Why are you living in your own filth?

You dirty bastard


We all read those patronising, out-dated articles about how to prepare for uni life before we got here.

“Make sure you learn how to use the washing machine.”

“Practice washing and drying-up before you go.”

“Check you know which buttons to press the hoover on and off.”

And oh how we laughed. How stupid does the media think we are. Of course we know how to run a house, we’re not animals.

But now it’s five months into the year and I’m beginning to think they had a point.

HALLWAY

The evidence that some of us are incapable of living like normal, functioning adults is apparent the second you walk in the door. Though in a previous, pre-uni life junk mail was just seen as a minor irritation which was barely acknowledged, now Dominoes’ leaflets seem to have become the standard alternative to carpet. Why does no-one ever just chuck it away? They all expired 13 weeks ago.

KITCHEN

The scenes of devastation only get worse when you walk into the kitchen.

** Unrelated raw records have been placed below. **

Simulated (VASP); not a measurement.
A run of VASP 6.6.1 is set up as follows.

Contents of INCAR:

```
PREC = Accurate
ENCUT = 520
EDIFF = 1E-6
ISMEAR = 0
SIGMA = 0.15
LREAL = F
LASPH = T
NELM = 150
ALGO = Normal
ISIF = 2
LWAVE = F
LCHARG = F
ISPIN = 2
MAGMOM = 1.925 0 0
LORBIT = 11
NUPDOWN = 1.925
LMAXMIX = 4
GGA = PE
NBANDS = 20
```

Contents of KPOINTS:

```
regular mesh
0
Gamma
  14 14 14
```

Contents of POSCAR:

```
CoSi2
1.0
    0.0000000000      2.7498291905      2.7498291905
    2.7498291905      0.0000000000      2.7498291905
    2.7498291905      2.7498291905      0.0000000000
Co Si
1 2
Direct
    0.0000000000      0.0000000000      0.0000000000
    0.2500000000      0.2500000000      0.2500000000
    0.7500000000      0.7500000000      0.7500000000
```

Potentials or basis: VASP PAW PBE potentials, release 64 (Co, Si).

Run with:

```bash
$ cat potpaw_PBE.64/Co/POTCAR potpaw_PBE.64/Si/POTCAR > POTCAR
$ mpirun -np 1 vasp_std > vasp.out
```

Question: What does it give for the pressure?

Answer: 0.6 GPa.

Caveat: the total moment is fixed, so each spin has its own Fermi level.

For some, the chance to take on this daily battle with grim causes them a Monica-from-Friends style level of excitement. They don their marigolds with glee and get to work bleaching the kitchen cupboards with the sort of enthusiasm most save for a Two-for-Tuesdays Dominoes.

Yet not everyone has reached this level of grown-up-ness. Some are still using their time at uni to learn about their actual degree, rather than becoming enlightened about the bleak furture before you. So I’ll let you into a secret:

There are no Aggy and Kim to come and rescue you, the microwave isn’t going to clean itself and that Mr Muscle doesn’t just exist to piss you off when those badly mimed adverts come on the TV.

Does this look clean to you?

And to those people who leave their washing up in the sink, there is a special place in hell reserved for you. Just because you’ve put the bowl near the sink, it doesn’t mean it is washed up. Similarly, eating all the food off your plate doesn’t count either. Just wash the thing up. Please.

However, if you’re someone that claims you do all your washing up and therefore don’t need to help tidying the kitchen, you’re even worse. Why do you think new forms of life started growing on the hob? Where do you think that pile of crap on the floor came from? Did the table getting that sticky on its own? Last time I check it didn’t have the ability to self-lubricate after all.

The answer, my friend, is that it was you and your food preparation that got everyone into this mess, so get off your moral high horse and fetch a dust pan and brush now; you’re no better than the rest of us.

BATHROOM

There is a certain beautiful irony in the room in which you come to clean yourself being the dirtiest in your house. But this is not a good enough reason to leave it in the prison-like conditions it is currently in.

Ok so none of us realised that you actually had to throw toilet-roll holders away after you’d finished with them if you didn’t want them to represent some sort of abstract art feature on your bathroom floor.  Admittedly it always nice to have that constant reminder that you were responsible enough to actually go out and buy the loo roll for once,  but the time has come for someone to step up and take action. To free those holders from months of festering behind your pipes, to save the world and recycle them.

The same goes for shampoo bottles. No, it isn’t normal for your shower to resemble a shelf at Boots. Yes, it is annoying for everyone else when you decide that stepping over the evidence is as good as cleaning it up. It’s not.

Moreover, it is not normal for your once white toilet and sink to be covered in a layer of black fluff. That isn’t your loo’s winter coat, it’s dirt. Dirt that shouldn’t be there. Dirt that is calling out for you to fish out that packet of J-cloths and bottle of bleach that your mum bought you and soldier into battle with it.

So I’m warning you now, take a look at your house and think ‘Is this really what a home should be?’ Because no-one is coming to save you. The dirt will build, the dust will rise and the hob will become so covered in unidentifiable substances you won’t be able to remember what colour it originally was. And you’ll have no-one to blame but yourself.